Annexation is the natural – the organic, inevitable and inexorable – culmination of Zionist praxis going back to the late-19th century. For as long as modern Jews have coveted the land on which Palestinian Arabs were living, total Jewish sovereignty has been the one and only goal. There has never been any other goal.
“We are not coming to a desolate land to inherit it; rather, we are coming to conquer the land from the nation that resides there,” Moshe Sharett wrote in 1925.
For David Ben-Gurion, “We are not workers—we are conquerors. Conquerors of the land. We are a camp of conquerors … We worked and conquered and we were joyful with victory.”
The ultimate goal – conquest of the entire biblical Land of Israel, preferably with as few of its native inhabitants as possible – was never hidden. It wasn’t reserved for whispered conversations in dark corners between consenting adults. It appears repeatedly in public statements by Zionist leaders and in resolutions by Zionist organizations.
From the Second Aliyah onward Zionism had a clear and unwavering objective. Successive Israeli governments fiddled with the objective but never disowned it. Gaining and holding onto biblical territory in its entirety has always been the lodestar, even if committed and passionate Zionists in the diaspora preferred that it not be mentioned in their presence.

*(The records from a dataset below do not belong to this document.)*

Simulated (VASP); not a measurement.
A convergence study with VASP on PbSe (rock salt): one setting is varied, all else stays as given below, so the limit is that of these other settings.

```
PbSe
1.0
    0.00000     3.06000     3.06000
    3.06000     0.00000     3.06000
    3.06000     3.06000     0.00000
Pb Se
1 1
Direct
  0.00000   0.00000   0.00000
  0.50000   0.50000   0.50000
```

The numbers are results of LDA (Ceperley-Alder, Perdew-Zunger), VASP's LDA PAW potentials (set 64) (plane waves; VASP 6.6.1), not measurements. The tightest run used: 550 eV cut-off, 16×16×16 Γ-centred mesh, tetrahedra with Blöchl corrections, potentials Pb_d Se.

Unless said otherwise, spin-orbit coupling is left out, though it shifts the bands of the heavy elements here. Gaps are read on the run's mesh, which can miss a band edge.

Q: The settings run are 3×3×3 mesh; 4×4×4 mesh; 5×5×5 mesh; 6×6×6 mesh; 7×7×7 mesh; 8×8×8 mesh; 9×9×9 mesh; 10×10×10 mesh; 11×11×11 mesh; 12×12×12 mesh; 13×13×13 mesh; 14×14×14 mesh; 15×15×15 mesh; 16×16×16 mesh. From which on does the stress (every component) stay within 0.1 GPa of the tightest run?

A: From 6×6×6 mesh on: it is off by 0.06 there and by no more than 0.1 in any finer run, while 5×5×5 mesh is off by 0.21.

Over the years, Israel’s leaders have sometimes had to trim their sails to the prevailing diplomatic winds. In 1956, that meant withdrawing from the conquered Sinai peninsula, despite Ben-Gurion’s euphoric statement that the territories occupied by Israel would become part of “the third Jewish kingdom.”
The country’s ostensible acceptance of the UN’s 1947 Partition Plan was another such tactical realignment, as was Ariel Sharon’s dismantling of the settlements in Gaza in 2005. When the destination is clear and obvious, one can take the necessary detours to reach it.
The Sinai and Gaza are debatably part of the biblical heritage – few would wax lyrical today, as Davar newspaper did in 1956, about the Sinai being “the cradle of our transformation into a nation” – but there has never been any doubt about Judea and Samaria; Hebron and Nablus.
They were, are and always have been essential to the Zionist dream. What Netanyahu is threatening to do now – supported by Trump and his gaon son-in-law – is regularize what has been the quotidian since 1967. Diaspora Jewish leaders oppose it because it will call their bluff – highlight their hypocrisy. They will finally be seen for what they are.
Personally, I’m all for annexation. It will be a reactionary, atavistic move in every possible way – but at least it will reveal the Zionist mission for what it is. There is a chance, however slight, that it might clear the logjam; that it might finally get people thinking beyond their knee-jerk, romantic Zionism. It will show Israel in its true, apartheid light – a racist society lording it over its ethnic inferiors.
I don’t know what will happen after that, but letting in some light can’t be a bad thing.